Pointers On How To Fix State Mess
At first, you may think it presumptuous of me to offer advice on your upcoming State of the State address. But I have helped governors in two states with their annual reports to the people, and had a ringside seat during the term of your Democratic predecessor, who learned a few hard lessons along the way.
So I figured it was the least I could do – in the spirit of bipartisanship you seek – to provide a few pointers about your first “SOS,” as we in the business call it. Based on my experiences, here are three principles I sincerely hope you shipped to your speechwriters.
Tell people the truth about the deficit — and what you plan to do about it.
During the recall campaign, you simplistically prescribed “opening the books” and “auditing everything” as solutions to the state’s budget deficits. But up until now, we have no evidence of any audit worthy of the name having been conducted.
What’s worse, so far you have clearly opted for short-term political gain over long-term fiscal sanity. Your first official act was to repeal the hated vehicle license fee increase — without a clue where the money would come from to make up the $4 billion loss of revenue. Then, you unilaterally opted to send out billions in checks to local governments that depend on the car tax — again, without having a clue where the money is going to come from to cover them.
Isn’t this just more of the same “crazy deficit spending” you accused “the politicians in Sacramento” of during the campaign? Now, having finally wheedled out of the Legislature approval of your $15 billion deficit bond, you face another dilemma. You have disingenuously implied that voter passage of this largest state borrowing measure in U.S. history will help cure deficits once and for all.
But you know that is not true. You must make clear to taxpayers that this expensive palliative is not a long-term solution to future deficit spending at all, or even to cover next year’s projected deficit, but rather merely to plug potential holes in this year’s budget.

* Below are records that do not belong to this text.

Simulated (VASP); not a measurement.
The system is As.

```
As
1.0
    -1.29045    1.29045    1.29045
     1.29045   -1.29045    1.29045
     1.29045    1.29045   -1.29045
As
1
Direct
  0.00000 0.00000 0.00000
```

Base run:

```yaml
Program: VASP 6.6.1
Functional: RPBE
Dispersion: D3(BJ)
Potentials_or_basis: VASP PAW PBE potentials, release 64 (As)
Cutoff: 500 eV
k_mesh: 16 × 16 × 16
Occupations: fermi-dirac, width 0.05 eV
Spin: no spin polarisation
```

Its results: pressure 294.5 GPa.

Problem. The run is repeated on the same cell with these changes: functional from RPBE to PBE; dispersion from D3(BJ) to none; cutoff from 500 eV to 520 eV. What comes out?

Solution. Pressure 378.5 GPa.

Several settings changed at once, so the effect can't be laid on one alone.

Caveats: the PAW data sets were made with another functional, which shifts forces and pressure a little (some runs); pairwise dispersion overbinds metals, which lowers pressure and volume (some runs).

Let’s say voters buy your pitch and approve the bailout. Then, if in May your revised budget reveals another sizable deficit of, oh, say about $14 billion to $15 billion, voters rightly will feel they’ve been snookered.
In 1984, voters were (over)sold the state lottery as a silver bullet to ensure plentiful education funding. It wasn’t, of course, and still isn’t, and voters remain plenty ticked about it. Don’t end up being hoist on your own similar petard.
Don’t blame the whole thing on Gray Davis.
It will be tempting, of course, to blame the budget problems on Davis. But the English philosopher Sir Francis Bacon once proffered some pretty good advice for people in public office: “Use the memory of thy predecessor fairly and tenderly; for if thou dost not, it is a debt that will sure be repaid when thou art gone.”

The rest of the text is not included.